Wednesday, 3 November 2010

‘Big Society’ and theology – a reflection from All Saints Day

Luke Bretherton in his article in the Guardian (‘Big society and the church’, http://www.guardian.co.uk/commentisfree/belief/2010/oct/07/big-society-church) helpfully identifies two competing anthropologies (understandings of what it means to be a human being) going on in government rhetoric: what he calls the ‘Big Citizen’ – a continuation of Thatcherite modernity’s individualist, choice-focused worldview – and the ‘Big Society’ understanding of the person enmeshed in social relationships and commitments (‘whether in families, unions, or congregations’) as ‘the condition of individual flourishing’.

But from a Christian theologically standpoint, and perhaps Bretherton felt he couldn’t say it in the Guardian, there is a third, and quite distinctively Christian, anthropology, that understands the person as most fundamentally ‘en Christo’ – receiving their identity ‘in Christ’, bound up in, as Rowan Williams puts it, ‘solidarities they do not choose’: in loving responsibility to all their neighbours (even enemies, and especially the poor and excluded) ‘in Christ’, but also detached from their worldly allegiances and demands to the extent that those relationships, institutions, allegiances and demands are not Christ-shaped (or ‘kingdom-shaped’, we might also say). This is one of the insights the church rediscovers and celebrates on All Saints Day, among other times.

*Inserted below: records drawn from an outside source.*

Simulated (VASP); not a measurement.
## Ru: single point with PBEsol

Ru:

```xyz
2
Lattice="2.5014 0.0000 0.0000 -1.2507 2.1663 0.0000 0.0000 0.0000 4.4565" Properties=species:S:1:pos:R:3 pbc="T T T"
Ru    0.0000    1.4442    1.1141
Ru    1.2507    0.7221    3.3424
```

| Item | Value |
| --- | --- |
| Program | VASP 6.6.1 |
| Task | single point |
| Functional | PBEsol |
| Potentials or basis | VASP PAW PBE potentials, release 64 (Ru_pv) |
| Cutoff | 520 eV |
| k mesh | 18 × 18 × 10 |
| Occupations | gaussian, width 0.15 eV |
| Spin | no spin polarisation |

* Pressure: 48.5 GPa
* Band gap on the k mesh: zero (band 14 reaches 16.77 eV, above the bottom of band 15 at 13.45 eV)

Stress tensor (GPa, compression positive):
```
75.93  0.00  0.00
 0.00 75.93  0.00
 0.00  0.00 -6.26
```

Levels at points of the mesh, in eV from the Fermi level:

Jesus’ talk about ‘family’ is a prime example of this, as in the gospel words with which we in Hodge Hill finished our All Saints celebration on Monday night: ‘Jesus asked, "Who is my mother, and who are my brothers?" And pointing to his disciples, he said, "Here are my mother and my brothers! For whoever does the will of my Father in heaven is my brother and sister and mother."’ (Matthew 12:48-50) Interestingly, I imagine our Muslim sisters and brothers might say something very similar.

The challenge for the Church is to embody and demonstrate this Christological anthropology – to form authentically ‘ecclesial persons’, to resist within its own life the temptation to underwrite either of Bretherton’s two alternatives, and to live out this ‘Christian difference’ in their worldly, political lives.